UnknownFurther details on my Essex Students in the 1980s Judith Okely

When I arrived at Essex from Durham University where I had been lecturer, I soon noticed very different students. In the former, many came from elite Public Schools, although I am delighted one of the most talented was first generation university from a Manchester working class family. He is now professor and former Dean at Durham. But he was the exception. In Essex I did not encounter many students from private schools. One who attended my Social Anthropology Course, I knew immediately was from the North East. He was a true Geordie and shockingly, not likely ever to have been at Durham university. Indeed, so disconnected were the Southerners at Durham that when a postgraduate, born and brought up in Newcastle, was heard talking at a student party, several congratulated him for his ‘perfect imitation’ of the local accent.

The student in Essex was doing a joint sociology/government degree and told me years later he knew John Bercow there. This person is now Speaker in the House of Commons. Andy Dawson , by contrast got to know me well. He was gripped by social anthropology. I supervised his dissertation where he gathered the older university porters and cleaners for a recorded discussion about ageing. Typically he had got to know them. There was no class distance here. He obtained a distinction for the outcome.

Well into my time at Essex, I obtained several ESRC grants on Ageing both in France and Essex. There were at the time competitive ESRC phd awards ‘linked’ to an existing staff research grant. This was the year of the miners’ strike. Despite negative support from the then senior staff, I put in an application for Andy, at his suggestion, to do research on Ageing, retired miners. Just before we finalized the application, I asked if he had any connections with miners. His reply “EEH flower, 11 of me uncles were miners!” It was an added bonus to elaborate his knowledge of the North East locality as research site. I believe that some about 6 colleagues applied with different proposals. I was the only successful one.
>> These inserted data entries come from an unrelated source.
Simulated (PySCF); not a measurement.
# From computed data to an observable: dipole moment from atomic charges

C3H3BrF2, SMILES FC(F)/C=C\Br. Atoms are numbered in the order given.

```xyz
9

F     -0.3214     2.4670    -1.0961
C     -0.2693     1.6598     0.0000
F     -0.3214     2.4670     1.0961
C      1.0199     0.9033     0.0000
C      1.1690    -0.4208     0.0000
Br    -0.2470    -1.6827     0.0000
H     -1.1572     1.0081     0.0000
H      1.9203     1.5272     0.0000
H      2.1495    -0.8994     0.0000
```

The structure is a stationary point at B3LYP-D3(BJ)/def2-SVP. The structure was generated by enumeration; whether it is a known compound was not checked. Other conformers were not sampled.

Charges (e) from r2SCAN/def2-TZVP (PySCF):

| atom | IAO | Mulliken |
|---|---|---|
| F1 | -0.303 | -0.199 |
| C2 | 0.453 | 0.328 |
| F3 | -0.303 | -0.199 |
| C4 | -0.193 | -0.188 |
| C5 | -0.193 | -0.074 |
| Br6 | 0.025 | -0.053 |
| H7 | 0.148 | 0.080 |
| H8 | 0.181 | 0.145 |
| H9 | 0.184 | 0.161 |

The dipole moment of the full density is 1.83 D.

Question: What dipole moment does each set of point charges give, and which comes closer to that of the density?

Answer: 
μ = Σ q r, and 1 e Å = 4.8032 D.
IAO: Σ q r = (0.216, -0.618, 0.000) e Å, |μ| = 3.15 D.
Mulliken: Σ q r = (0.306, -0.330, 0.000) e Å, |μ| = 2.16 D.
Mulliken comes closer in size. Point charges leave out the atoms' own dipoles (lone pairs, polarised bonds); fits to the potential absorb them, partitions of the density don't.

I had been thrilled by Andy’s parents’ excitement at his graduation. He was the first in his extended family. The joy was even more ecstatic when he obtained his phd. He had various research jobs then a lectureship at Hull university. In the mid 1990s, he persuaded me to move there from Edinburgh. Eventually,  Dr Andy Dawson was to become Professor of anthropology at Melbourne university, Australia.

Recently I emailed him to ask for details of an extraordinary encounter which he had mentioned in the late 1990s when we were both at Hull. One of our phd students had become involved in studying conflict in former Yugoslavia. Andy followed him to the field sites, many of terrible violence.

Dr Andy Dawson in Bosnia asked if he could make contact with key peacekeeper officials. Initially skeptical, he found door after door opening. Entering the main office, he approached the manin charge who casually looked up and said ‘Hello Andy. I did your course on the Anthropology of Europe at Hull’. He argued that this was the only thing which helped make sense of the context. He has become a leading light in ‘The Organisation of the High Representative’ led for most of its existence by Paddy Ashdowne, the EU’s body in Europe. This senior official’s main degree was in S. E. Asia Studies at Hull, with the one course from our sociology/ anthropology department.

Andy emailed me: ‘ When I was there, Bosnia was full of young lawyers and political scientists whose core belief was that, since Bosnians has got themselves into this mess, they were the  last people that one should listen to in devising resolutions. They believed that peace-building was all simply about the rigid implementation of international law. In contrast, Jonathan  (Robinson) was very much an anthropologist, learning the language, getting out into the field and listening to people. The feeling was that through this he was able to broker some really significant agreements between local Serbs and returning Muslims. I have no doubt that this explains his rise.”

All this is inspirational. As a committed anthropologist I delighted that Paul Thompson, then HOD, and others on the appointments committee which included David Lockwood and Peter Townsend, offered me the lectureship. It was only a year later, that I was to discover  that a female sociologist, initiated an unsuccessful petition against my appointment. Apparently for her, anthropology was reduced to racial/racist profiling. A couple of years into my appointment, she asked me why it was that so many students enrolled for my course. It was incomprehensible. The example of Andy Dawson proves the point. I still note other ex students who have progressed in wonderful ways after graduating. It is always a joy to recognize them and see their trajectory.